In the complaint, the Davila parents alleged they were bringing a wrongful death action and that they were bringing the action as Davila's "surviving heirs," seeking " amages incident to the survival action of decedent, . . . who would have been the plaintiff had he lived." Although the jury was not given any survival action instructions, nor asked to identify the damages attributable to the decedent's estate, viewing the record in the light most favorable to plaintiffs as we must, the record is sufficient to support that the jury awarded the Davila parents' compensatory damages on these survival allegations, in addition to damages for their own losses. Given the Davila parents' specific allegations that they were Davila's statutory heirs and were bringing a statutory survival action, and the defendants' complete failure to refute these assertions or to object to the legal basis for the punitive damages award at trial or initially on appeal, we conclude the record supports the legal basis for the punitive damages award to the Davila parents.


This conclusion, however, does not apply to the Davila children. The Davila children never alleged they were bringing a survival action and sought damages at trial only on a wrongful death theory. Additionally, the Davila children, who are the children of Davila's girlfriend, have not established a basis for standing to assert a survival claim. A survival action may be brought only by "the decedent's personal representative or, if none, by the decedent's successor in interest." (Code Civ. Proc., § 377.30; see also Code Civ. Proc., § 377.11.) Code of Civil Procedure section 377.11 defines a "'decedent's successor in interest'" to mean "the beneficiary of the decedent's estate or other successor in interest who succeeds to a cause of action . . . ." The Davila children concede they were not beneficiaries of Davila's estate or personal representatives, but argue they fell within the definition of an "other successor in interest" because they had standing under Code of Civil Procedure section 377.60, subdivision (c) to bring the wrongful death cause of action.

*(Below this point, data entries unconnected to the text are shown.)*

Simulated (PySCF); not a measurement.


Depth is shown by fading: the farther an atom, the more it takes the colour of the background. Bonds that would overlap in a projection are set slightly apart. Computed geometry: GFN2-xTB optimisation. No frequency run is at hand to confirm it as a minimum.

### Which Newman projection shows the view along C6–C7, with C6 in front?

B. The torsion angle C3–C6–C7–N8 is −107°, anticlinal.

This circular argument is legally unsupported. Code of Civil Procedure section 377.11 provides standing to bring a survival action to a party "who succeeds to a cause of action," i.e., a person who becomes an owner of the deceased's property that is the subject of the litigation. (Code Civ. Proc., § 377.11, italics added; see Parsons v. Tickner (1995) 31 Cal.App.4th 1513, 1523-1524.) A wrongful death plaintiff does not "succeed" to the wrongful death cause of action because this claim is brought on his or her own behalf to compensate for his or her own losses. A conclusion that every wrongful death plaintiff is also entitled to bring a survival action would undermine the purpose of the survival statutes-to permit recovery by a decedent's estate (or other proper representative of the decedent) for all damages suffered by the decedent while he or she was still living.